Cordon Sanitaire by Rachel Loischild Wins Best in Show

We are thrilled to announce that Cordon Sanitaire, an installation of willow branches, woven into a spiral fence in the lower meadow of Beals Preserve, has been awarded best-in-show by art juror Lisa Barthelson. The work was conceived and built over 10 days in June by Roslindale artist Rachel Loischild.

Cordon Sanitaire by Rachel Loischild. Photo by Chelsea Bradway.
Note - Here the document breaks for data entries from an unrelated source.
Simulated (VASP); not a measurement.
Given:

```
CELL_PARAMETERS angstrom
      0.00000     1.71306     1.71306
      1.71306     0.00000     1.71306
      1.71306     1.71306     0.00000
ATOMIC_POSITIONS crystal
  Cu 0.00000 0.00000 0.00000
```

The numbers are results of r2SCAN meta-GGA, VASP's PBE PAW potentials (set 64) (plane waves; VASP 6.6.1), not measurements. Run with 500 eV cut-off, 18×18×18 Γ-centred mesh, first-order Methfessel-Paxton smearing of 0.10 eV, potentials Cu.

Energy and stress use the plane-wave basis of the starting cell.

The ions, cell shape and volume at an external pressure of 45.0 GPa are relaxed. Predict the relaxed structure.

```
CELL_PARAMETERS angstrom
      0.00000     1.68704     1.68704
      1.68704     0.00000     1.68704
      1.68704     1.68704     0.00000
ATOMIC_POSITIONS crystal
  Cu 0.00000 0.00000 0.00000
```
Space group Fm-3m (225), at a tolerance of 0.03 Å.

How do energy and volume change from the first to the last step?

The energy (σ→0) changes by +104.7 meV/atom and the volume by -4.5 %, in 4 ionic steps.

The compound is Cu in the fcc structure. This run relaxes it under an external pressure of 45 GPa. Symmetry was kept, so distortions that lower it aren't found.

Cordon Sanitaire is a willow installation, up to ten feet tall in places and forty feet long, that moves through the meadow in curves and undulations. The work draws on a specific and largely forgotten history: the wattle enclosures built around plague villages in medieval and early modern Europe, constructed to seal the sick inside and protect those beyond the boundary. The fence was at once an act of care and an act of abandonment. To those outside, it marked safety. To those within, it marked the end. At that scale, in those villages, wattle fencing was an ordinary material turned toward an extraordinary purpose.

The same woven willow that marked a garden or penned an animal became the boundary between the living and the dying. The fence is fully self-supporting, all materials are natural and biodegradable.

Lisa said about the installation:  “Cordon Sanitaire is powerful, relevant, visually stunning, and a work of devotion.  It is a piece that rewards both looking and lingering…an invitation to spend time moving through, around, and within.”

Rachel Loischild makes work about places and lives shaped by histories of control, exclusion, and erasure. Trained in studio art and the social sciences, she follows these histories through research into landscapes, toward what has been obscured, taken, or left behind. She is a Massachusetts Cultural Council Fellow and has received grants from the Boston Opportunity Fund, American Aftermaths, the Puffin Foundation, and Berkshire Taconic Artist’s Resource Trust. Her work has been exhibited widely and is held in numerous public and private collections, including museum and institutional holdings that span regional and national programs.

Art Juror Lisa Barthelson is a three-time Art on the Trails exhibitor and Rutland, MA, resident. Her work is inspired by a reverence for the natural environment and a drive for sustainability, repurposing what she already owns to make art. Her mixed media, printmaking, sculpture, and installation work have been featured in New England and New York gallery and museum exhibitions. She received a 2022 Finalist Artist Fellowship Grant in Drawing & Printmaking from the Massachusetts Cultural Council. The site-specific sculpture: ’hangling, family debris’ was purchased by the Newport Art Museum for their Permanent Collection. Barthelson works from her studio in Worcester, MA.